CRN: If hardware needs to be replaced so regularly, does it make more sense to lease or rent?
Pace: Just like any business, you've got to look at the finances of the school and how they're spending their money. Leasing is great but it's really dependent on the business.
Quinn: Schools in the past used to have these goalposts where they'd say, "we'll spend this huge chunk of money now and then we'll be right." Well, they're not right anymore. That's the biggest challenge I find with education customers - so we've got heaps of issues, what's the dollar spend to fix it now, how long's that going to last us?
And when you tell them maybe two years, they go, "Hang on, do we have to spend this again in two years' time?" Schools have to understand that this is an ongoing operational cost.
Years ago, it was spend your money, there's your technology, and it lasts for five years. It doesn't anymore. If it lasts for two years you're doing well. And moving schools to a two-year mindset is a bit of a challenge.

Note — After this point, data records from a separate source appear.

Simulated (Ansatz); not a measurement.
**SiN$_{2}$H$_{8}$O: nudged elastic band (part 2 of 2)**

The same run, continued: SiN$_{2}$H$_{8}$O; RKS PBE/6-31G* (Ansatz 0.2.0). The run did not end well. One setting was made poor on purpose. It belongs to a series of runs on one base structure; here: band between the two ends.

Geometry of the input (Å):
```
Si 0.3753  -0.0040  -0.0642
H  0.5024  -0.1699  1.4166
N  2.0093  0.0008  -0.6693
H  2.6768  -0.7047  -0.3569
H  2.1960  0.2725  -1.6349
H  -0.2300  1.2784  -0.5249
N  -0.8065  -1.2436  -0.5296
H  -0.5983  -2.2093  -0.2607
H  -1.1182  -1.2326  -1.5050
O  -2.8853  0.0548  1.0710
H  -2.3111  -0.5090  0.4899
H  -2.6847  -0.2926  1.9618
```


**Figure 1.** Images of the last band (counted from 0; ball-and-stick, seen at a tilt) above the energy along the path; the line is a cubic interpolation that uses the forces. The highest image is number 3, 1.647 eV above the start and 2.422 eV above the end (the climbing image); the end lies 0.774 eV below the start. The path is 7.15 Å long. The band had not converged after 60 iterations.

Paxton: An ongoing operational cost becomes a strategic cost. In our strategic planning over five years now it's a key building block for how the whole school directs its efforts.
Quinn: And that dovetails with whether you are spending the money or leasing. A lot of the schools I work with buy some, lease some, rent some. It depends if they're an independent school, they're all different depending on where the money comes from.